2)Good pacing: The adventure proceeded at the pace of the players. They had gotten lucky and there were no guards in the foremost tower, so they could proceed at their own pace. Being orcs, they were mostly busy in-fighting and eating instead of posting guards.
3)Unique Tactics: The players had to defend themselves from an ambush, fight off attacking orcs from the ramparts of the ruins, and flee up a tower. The module was designed as to always have at least moderately interesting places to fight on, although it could use a little bit of tightening.
WHAT WENT WRONG
1)Poor Layout: The entrance to the orc warlord's keep, the central location of the castle and what's supposed to be the most defended part of the entire ruins, was open and directly across from the drawbridge. In other words, it was the second place there was to go. Ooops! Luckily, it can be solved by something as simple as putting the portcullis facing the rear of the ruins, where it would be in an actual castle.

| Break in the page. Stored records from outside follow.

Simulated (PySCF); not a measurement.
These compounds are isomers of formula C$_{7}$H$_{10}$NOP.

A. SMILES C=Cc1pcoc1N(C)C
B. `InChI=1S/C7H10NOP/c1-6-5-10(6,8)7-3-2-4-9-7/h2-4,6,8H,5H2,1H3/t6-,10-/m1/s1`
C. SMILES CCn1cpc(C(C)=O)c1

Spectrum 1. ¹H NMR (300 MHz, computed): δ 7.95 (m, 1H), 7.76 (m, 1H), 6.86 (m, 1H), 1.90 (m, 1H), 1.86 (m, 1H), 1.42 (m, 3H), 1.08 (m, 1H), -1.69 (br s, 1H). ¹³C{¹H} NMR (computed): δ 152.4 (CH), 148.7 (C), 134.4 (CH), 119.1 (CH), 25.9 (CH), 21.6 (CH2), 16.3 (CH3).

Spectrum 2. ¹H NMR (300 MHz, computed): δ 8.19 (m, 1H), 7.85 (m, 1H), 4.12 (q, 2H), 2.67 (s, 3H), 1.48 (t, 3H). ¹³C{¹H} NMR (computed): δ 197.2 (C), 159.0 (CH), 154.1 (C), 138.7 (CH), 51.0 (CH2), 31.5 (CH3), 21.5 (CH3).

2)No Pressure:While this is more of a stylistic choice than anything, it's good to have an objective or time limit. Some groups like to have all the time in the world to plot out a good plan and dissect the world around them, and some like to be rushed and hurried because the world's ending in 15 minutes unless you slay the dragon or whatever.
3)Not Enough Variety: Realistically, plague orcs would have only plague orcs present. They're not the type to domesticate dogs or have other races around. But does that mean that there can't be subtypes of Plague Orcs, differing only by their performance in combat? For example, a pre-statted crossbow orc, or an assassin orc. It was an omission on my part, although a clever DM can wing it. The point is, a clever DM shouldn't have to.
Bottom Line: My players didn't know that it was me that designed the Temple of the Plague Orcs. For them to think that it was either a professional publisher (unlikely) or at the very least, somebody with more talent than me, that's a pretty high complement.
The next module will likely be an arctic-themed one, featuring Yetis, wolves, and shamanistic minor magic items. It's a shame that Yetis feature in so few adventures, as they really are fairly cool beings. Possibly, the next module will be linked to the Plague Orcs; perhaps their Ogrish leaders are back from a successful raid, with a wagon train full of gold, human slaves, and stolen elf-swords?